Michael Woodford's Individual Liquidity Shock Model of the Interbank Rate


This post gives a more complete explanation of the individual shock model introduced here. Bindseil gives a somewhat incomplete treatment of it in his book, given that he prefers the aggregate liquidity management model for its relative simplicity and so devotes most of his attention to it. In my own search for a more detailed explanation of the individual shock model, I found this 2007 paper from Bindseil, which reviews a more detailed individual shock model from Michael Woodford’s 2001 Jackson Hole paper, Monetary Policy in the Information Economy. This post explains that model and the math behind it in more detail than can be found in those papers.

A summary of the model is as follows. A bank reserve manager, j, seeks to minimize his expected costs of refinancing, C(s), which is represented by the following equation:
  • C(sj) = isj – iBEj[min(sj+ εj,0)] – iDEj[max(sj+ εj,0)], where sj is the quantity of reserves bank chooses to hold following the interbank market session, ε is a random variable for the end-of-day liquidity shock, i is the interbank rate, iB is the central bank's borrowing facility rate, and iis the central bank's deposit facility rate
The quantity of reserves a bank manager thus seeks to trade in the interbank market, sj, is given by the first order condition:
  • sj = -F-1[(i-iD)/(iB-iD)], where F-1 is the inverse cumulative distribution function of ε   
The market clearing price brings quantity of reserves demanded equal to quantity supplied:
  • ∑sj = R, where R is the quantity of reserves supplied by the central bank via its OMO
Substituting in the expression for sj and solving for i yields:
  • i = iD + F(-R/(∑ j)*(iB – iD), where F is the cumulative distribution function of ε
Thus, the central bank can control i by altering iD, iB, and/or R.

Model Assumptions

We assume banks must end the day with a non-negative amount of reserves – i.e., reserve requirements are set at 0. If a bank ends up with negative reserves (say they incur a costless intraday overdraft), it must borrow the balance at the central bank’s lending facility interest rate iB. If a bank ends up with excess reserves, it earns interest on its reserves at the central bank’s deposit facility interest rate iD.
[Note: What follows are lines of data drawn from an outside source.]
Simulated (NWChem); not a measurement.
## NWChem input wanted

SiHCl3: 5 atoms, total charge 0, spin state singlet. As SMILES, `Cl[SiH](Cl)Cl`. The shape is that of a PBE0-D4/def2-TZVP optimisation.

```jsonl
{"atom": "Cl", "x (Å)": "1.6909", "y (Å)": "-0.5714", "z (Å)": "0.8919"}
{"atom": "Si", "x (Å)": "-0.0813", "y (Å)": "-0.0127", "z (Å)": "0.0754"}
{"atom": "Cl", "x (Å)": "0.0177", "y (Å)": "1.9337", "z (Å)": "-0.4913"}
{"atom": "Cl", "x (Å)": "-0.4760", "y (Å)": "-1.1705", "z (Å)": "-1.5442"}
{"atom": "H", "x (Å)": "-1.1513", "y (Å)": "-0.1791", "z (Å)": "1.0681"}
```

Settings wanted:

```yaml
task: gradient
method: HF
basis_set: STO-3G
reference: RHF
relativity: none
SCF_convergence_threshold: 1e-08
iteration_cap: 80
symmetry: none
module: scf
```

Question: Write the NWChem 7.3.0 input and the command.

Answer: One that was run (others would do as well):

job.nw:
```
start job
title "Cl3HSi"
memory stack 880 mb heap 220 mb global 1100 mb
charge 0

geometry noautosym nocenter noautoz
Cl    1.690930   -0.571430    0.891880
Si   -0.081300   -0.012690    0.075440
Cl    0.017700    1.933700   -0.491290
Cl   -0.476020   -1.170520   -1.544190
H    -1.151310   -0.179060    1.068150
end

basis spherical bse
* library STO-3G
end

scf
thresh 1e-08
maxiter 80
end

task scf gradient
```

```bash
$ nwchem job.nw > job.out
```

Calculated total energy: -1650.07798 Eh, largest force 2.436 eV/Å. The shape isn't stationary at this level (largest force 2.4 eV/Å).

Woodford’s model assumes a similar same one-day reserve maintenance period that was discussed in the aggregate liquidity management model post. One slight difference is that instead of considering the liquidity shock to be an aggregate autonomous factor shock, we view it as any shock that can affect an individual bank’s reserve position. As such, the liquidity shock may only lead to a redistribution of reserves across banks rather than aggregate change in quantity of reserves.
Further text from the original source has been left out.